Implementing OLS in a Fabric SQL Endpoint or Warehouse

Back to the SQL part, if you give just the Read permission, you’re following the least privilege principle. Giving ReadData means you’re not. Remember, Read means the user can connect but can’t see any object (table or view). On the other hand, ReadData grants permissions to see every available object by default.

Fabric currently doesn’t have a pretty interface (maybe never will) to select which objects you’re allowing or denying users to see. If you’re a Power BI person like me, this is where things get tricky. I actually had the help of my friend Jonatan Torres to help me.

To keep it simple, just open the SQL Query and type the code

It’s really that simple. Open the SQL Endpoint or Warehouse item, hit New SQL query and type and run the desired code.

  • Strings use ‘single quotes’
  • Commenting is done with —
  • All tables or views are available under Schemas -> DBO
  • You can rename it and move it to the shared queries for further use by your team
  • You can select part of the code and click run (or ctrl+enter) to run that piece of code (necessary if there are variations of the same code).

Controlling OLS with Read Permission

If the user (or security group) has Read permission to the SQL Endpoint or Warehouse item, you should add (GRANT) the objects they can see.

— To grant the ability to the User to create SELECT queries over the object
GRANT SELECT ON dbo.RestrictedAccessTableorView TO [userOne@contoso.com];

— To grant the ability to the Security Group to create SELECT queries over the object
GRANT SELECT ON dbo.RestrictedAccessTableorView TO [Security Group Name];

— To grant the ability to the Role to create SELECT queries over the object
GRANT SELECT ON dbo.RestrictedAccessTableorView TO [Role Name];

Controlling OLS with ReadData Permission

If they have ReadData permission, you should restrict (DENY) access to the objects they can’t see. Here you should be careful with the permissions of new objects added.

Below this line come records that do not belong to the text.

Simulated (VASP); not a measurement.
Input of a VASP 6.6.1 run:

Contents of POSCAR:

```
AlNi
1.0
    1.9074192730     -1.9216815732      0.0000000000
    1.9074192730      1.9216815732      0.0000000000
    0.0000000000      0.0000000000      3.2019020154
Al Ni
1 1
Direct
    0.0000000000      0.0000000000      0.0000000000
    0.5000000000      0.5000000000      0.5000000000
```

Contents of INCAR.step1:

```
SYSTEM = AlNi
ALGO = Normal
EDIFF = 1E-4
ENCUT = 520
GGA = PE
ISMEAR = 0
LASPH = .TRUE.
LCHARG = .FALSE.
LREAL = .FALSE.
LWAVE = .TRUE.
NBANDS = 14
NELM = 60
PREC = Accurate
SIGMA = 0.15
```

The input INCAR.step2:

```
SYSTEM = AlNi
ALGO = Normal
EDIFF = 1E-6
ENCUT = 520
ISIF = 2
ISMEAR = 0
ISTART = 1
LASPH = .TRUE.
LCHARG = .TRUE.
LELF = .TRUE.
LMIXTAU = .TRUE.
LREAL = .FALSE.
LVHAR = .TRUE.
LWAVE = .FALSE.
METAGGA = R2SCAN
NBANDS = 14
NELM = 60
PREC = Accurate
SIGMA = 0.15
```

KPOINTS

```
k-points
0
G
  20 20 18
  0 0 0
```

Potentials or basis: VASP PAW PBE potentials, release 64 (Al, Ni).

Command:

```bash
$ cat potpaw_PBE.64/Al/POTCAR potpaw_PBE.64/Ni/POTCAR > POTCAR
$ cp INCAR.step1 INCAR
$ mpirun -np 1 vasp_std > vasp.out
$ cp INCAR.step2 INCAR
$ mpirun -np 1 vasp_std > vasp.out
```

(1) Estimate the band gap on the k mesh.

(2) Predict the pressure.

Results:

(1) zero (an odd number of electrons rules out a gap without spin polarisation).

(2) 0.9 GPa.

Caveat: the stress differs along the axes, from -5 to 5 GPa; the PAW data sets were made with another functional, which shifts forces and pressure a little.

— To DENY the ability to the User to create SELECT queries over the object
DENY SELECT ON dbo.ForbiddenTable TO [userOne@contoso.com];

— To DENY the ability to the Security Group to create SELECT queries over the object
DENY SELECT ON dbo.ForbiddenTable TO [Security Group Name];

–To DENY the ability to the Role to create SELECT queries over the object
DENY SELECT ON dbo.ForbiddenTable TO [Role Name];

Removing previous permissions or restrictions

Whenever you wish to remove a previously granted or denied permission, you should use REVOKE instead of DENY or GRANT.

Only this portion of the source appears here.